Running Out of Swap on Linux
Over the years I've run into all manner of problems where systems have run out of memory and swap space. With the latest versions of the Linux kernel there are some new tools that allow you to control what the system does when this happens.
A recent discussion on the Exim (mail transport agent) mail list got me to looking around a bit as I've had a problem with my workstation running out of swap/RAM (and it has lots of both) when I keep lots of Firefox windows open. One of the comments lead me to do a search for "overcommit" on Google, and that lead me to an article in Red Hat's magazine and from there things got interesting.
I grew up on Unix and Xenix from SCO and Radio Shack (TRS-80 Model 16) when the disk allocated for swap really was swap. At that time you needed to ensure you had more swap than physical RAM because there were times when memory became so fragmented that the system literally pushed it ALL out to swap and then pulled it back in, reallocating it into larger chunks as it went. Whole programs were swapped out when RAM became full - and since RAM prices were in the thousands per megabyte, there rarely was more than "just enough".

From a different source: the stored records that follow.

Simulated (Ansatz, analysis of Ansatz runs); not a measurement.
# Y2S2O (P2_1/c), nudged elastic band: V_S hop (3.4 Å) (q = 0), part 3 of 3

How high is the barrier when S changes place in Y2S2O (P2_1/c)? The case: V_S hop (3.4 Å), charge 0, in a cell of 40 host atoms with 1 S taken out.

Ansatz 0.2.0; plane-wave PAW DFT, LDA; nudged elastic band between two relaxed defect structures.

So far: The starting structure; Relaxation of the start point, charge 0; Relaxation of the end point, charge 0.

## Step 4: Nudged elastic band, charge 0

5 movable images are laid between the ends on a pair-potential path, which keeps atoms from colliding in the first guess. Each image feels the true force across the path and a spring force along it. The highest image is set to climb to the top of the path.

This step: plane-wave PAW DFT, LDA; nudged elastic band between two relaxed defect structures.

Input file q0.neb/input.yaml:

Today, swap isn't really swap - it is memory page cache. Instead of swapping out whole programs when RAM is used up, the system pushes "least recently used" pages of RAM from any/all (non-locked-in RAM) processes, controlled by the memory management unit in the CPU and a bunch of controls in the kernel. In Linux, there have been a number of such "knobs and switches" in the /proc/sys/vm area. This area has grown over the versions, and in the release of man-pages-3.04 in July, 2008, there are a number of new controls in the /proc area (man proc) that make life even better.
Of course the best cure for the use of swap/page-cache is to have lots of RAM - and with today's RAM prices in the dollars per Gigabyte range, it is usually only the mother board's capacity that really limits what your system has or should have. On the other hand, there is always the possibility of something "running away" and eating up RAM and swap - so what do you allow your system to do when this happens?
But no matter how much RAM and swap you have, there will come a time when something starts eating it and pretty soon the "OOM-Killer" (Out Of Memory-killer) will kick in and start killing random processes. Oh, it's documentation says it will try to find and kill things that look like they are the culpret - big RAM users and "runnaway" processes - but many times it will kill something vital and then the only thing you can do is reboot.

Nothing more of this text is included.